Thursday, June 11, 2015

Chicanonautica: Estridentistas, Treintarentistas, and Aztlán's Avant-Garde Tradition

by Ernest Hogan

One of the perks of having a day job shelving books at a library is that I get to spend a lot of time cruising those shelves, scanning lots and lots of books. Now and then, one grabs my attention and demands to be read. This was the case of Mexico's Revolutionary Avant-Gardes: From Estridentismo to ¡30-30! by Tatiana Flores. The cover, a detail from Fernando Leal's mural,The Feast of the Lord Chalma, intrigued me and triggered memories from the days when I read stacks of art books.

Decades later, I wasn't really clear about what Estridentismo and ¡30-30! were. But my art is suddenly getting attention, and I'm writing manifestos. Looks like a refresher course is in order.

Mexico's art has always been different. There's something about this continent that inspires art. It can be argued that avant-garde and postmodernism have existed there (here? Is that border still there?) for thousands of years. Like that talking statue that told the Chichimecs leave Aztlán to go searching for an eagle and snake fighting on a cactus on an island on a lake, to build Tenochtitlán, which is now the largest urban center on the planet. Things like that don't happen in the European tradtition.

Estridentismo came along in the 1920s, after the Revolution, as a reaction against academic art in the European tradition, not only trying to connect with an ancient past and a folkloric present, but to express what it's like to live in a modern, urban, technological Mexico. Almost futuristic, and like Italian Futurism, but without the facism.
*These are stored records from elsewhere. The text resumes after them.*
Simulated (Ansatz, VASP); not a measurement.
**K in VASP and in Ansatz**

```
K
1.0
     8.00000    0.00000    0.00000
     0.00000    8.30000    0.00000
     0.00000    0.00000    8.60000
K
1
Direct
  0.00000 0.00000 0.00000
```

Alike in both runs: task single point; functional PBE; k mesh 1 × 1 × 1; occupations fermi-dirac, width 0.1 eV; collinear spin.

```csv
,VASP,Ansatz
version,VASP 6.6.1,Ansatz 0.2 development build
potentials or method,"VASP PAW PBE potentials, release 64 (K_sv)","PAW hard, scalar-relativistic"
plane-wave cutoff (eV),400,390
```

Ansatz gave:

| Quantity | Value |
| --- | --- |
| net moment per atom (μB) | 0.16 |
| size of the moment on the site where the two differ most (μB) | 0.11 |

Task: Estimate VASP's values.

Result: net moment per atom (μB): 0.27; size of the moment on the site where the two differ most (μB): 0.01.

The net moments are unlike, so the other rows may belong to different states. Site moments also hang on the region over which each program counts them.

It started with Manuel Maples Arce plastering the walls of Mexico City with his manifesto Actual No. 1, more like graffiti than the social media blitz that would happen today. Later they would try to reenvision Xalapa into Estridentópolis, parking and photographing a car on the steps of the cathedral in a precursor to performance art.

They also produced magazines, murals, prints, masks, as well as paintings and sculptures. They were trying to reach the public, instead of complaining about how the public is ignorant.

Grupo de Pintores ¡30-30! (named for the .30-.30 Winchester rifle that was popular during the revolution) came after Estridentópolis failed to materialize, and was lead by Ramón Alva de Canal, Fermin Revuletas, and Fernando Leal, who were also involved with Estridentismo. According to Tatiana Flores, “¡30-30! sought not just to destroy retrograde attitudes but to construct a progressive future.” They were mostly teachers and students of the open-air painting schools, and art education centers rebeling against academicism.

The tradition of revolution continued, and still continues today. The student rebels of the twenty-first century could learn a few things from this book, if only to look at the illustrations to steal some ideas.

Ernest Hogan stopped trying to be avant-garde a long time ago, but he gets called that anyway. And some of his drawings have sold in a gallery.